Fans who have been keeping track know that the animation department for Warner Bros. and DC Comics has, for the most part, been doing a fantastic job with their animated features for over a decade. They have tackled new material, continuations of past iterations and, like this film, adaptations of beloved arcs from the comics. As with most DC releases they tend to go for the characters that are easiest to appeal to wide audiences, Batman, Superman, Wonder Woman, and a smattering of other Justice League members.
This latest release is the second half of the animated adaptation of “Batman: The Long Halloween.” As with all stories split into multiple films or episodes, it can be hard to discuss and review their merits and faults as a singular piece, rather than a part of a greater whole and Batman: The Long Halloween – Part Two is no different. As this movie opens, viewers are dropped right into the action as Bruce Wayne has been under the thrall of Poison Ivy for months. Completely unaware of this mind control and having been forced to take actions at the whim of the super villain, Bruce is rescued by none other than Selina Kyle/Catwoman. Selina has figured out who Bruce masquerades as at night and helps free him, and take down Ivy.
It’s an exciting, and somewhat disorienting opening sequence. We feel almost as lost as Bruce, unaware of where we are in the story. Once he and we come to, the movie propels the story forward at a breakneck speed that is both necessary and bit disjointed. That is definitely the movie’s biggest fault. As it moves from vignette to vignette, it beings to feel like it doesn’t know what the point of the story is after a while. It is a lot of material to get through. We have to cover Batman’s detective skills, the majority of his rogue’s gallery who appear in this film, the fall and destruction of Harvey Dent’s mind and body, the further exploits and reveal of the Holiday killer, more Falcone family drama, closure to the story as a whole, and any other character beats that are important to the overall plot.

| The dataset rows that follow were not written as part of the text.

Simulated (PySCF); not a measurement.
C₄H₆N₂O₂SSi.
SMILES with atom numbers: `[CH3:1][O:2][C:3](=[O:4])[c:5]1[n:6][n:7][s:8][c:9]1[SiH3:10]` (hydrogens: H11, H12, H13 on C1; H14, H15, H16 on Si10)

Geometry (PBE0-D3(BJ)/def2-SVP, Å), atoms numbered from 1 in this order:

Fans of the first half and/or of the original story will find plenty to enjoy, as it is a competently made feature. Unfortunately, there is something missing that simply does not pull in the viewer like the first film did. The animation is just as beautiful as the first half. The action sequences and laundry list of character designs speak highly to that. And again, as wonderful as it would have been to see a version of Tim Sale’s work done here, it is fully understandable that that would have been quite the undertaking and removed this film from the stylistic canon of most of the other modern DC/WB animated features.
Once again the entire voice cast is an absolute knockout. Jensen Ackles continues to impress as both Batman and Bruce Wayne. His strength and tough resolve continue to grow in this portion of the story and Jensen brings it in spades. The youth and naivety of this younger Batman is undeniable as well. Naya Rivera thankfully gets a bit more to do this time around, with both a bit more dramatic dialogue and effectively placed zingers during fight scenes. It is a solid final voice performance from the actress, but the weight of her loss can’t help but be felt, even through an animated character. Troy Baker, Billy Burke, David Dastmalchian, and the rest of the supporting all return as their respective characters and do a truly wonderful job, but Josh Duhamel is true stand out this time around. His work as Harvey Dent in the first half was fantastic, as he fully embodied the character. It was like hearing a completely different person on screen than the one millions of people have come to know in his live action roles. He was Harvey Dent, and now that we have reached the point in which we must say goodbye to Gotham’s white knight as he makes his tragic fall to tortured, duplicitous, villain: Two-Face. The change in voice work between Harvey and Two-Face is fantastic. Once again fully becoming an entirely new character. Duhamel takes on Dent, Dent’s angry inner voice, and the fully venomous and horrifying voice of the scarred Two-Face, and magically makes them work all from one person. As this take on Two-Face has been the groundwork for so many other versions, it’s easy to become complacent and mentally skim over it as its re-told, but the performance here brings the power back to the build up and loss of Harvey Dent.
It is exciting and fun to see Scarecrow and Mad Hatter working together, Solomon Grundy and Two-Face coming face to face to face in the sewers, and the Joker attempting to wrangle the chaos of one of the worst years Gotham has ever seen into something that suits his sick sense of humor, but the fact is that it simply is far too much material to give all of it its full due. The Falcone family drama is thematically rich, but even it begins to drift away from the story, even though it is crucial to the core of the plot. The mystery of who the Holiday killer is, will always work no matter what form or medium the story takes. The early, detective-centric days of Batman’s career are fascinating and seeing him and other heroes jump to the wrong conclusions before the dark truth is finally revealed makes for an excellent and truly harrowing noir story.
While it ultimately ends being a mostly faithful adaptation, there is something lost in translation from page to screen. It works along with the first film, but on its own it is a decent, but underwhelming follow-up and closing to the tale. The whole simply doesn’t live up to the sum of its terrific parts.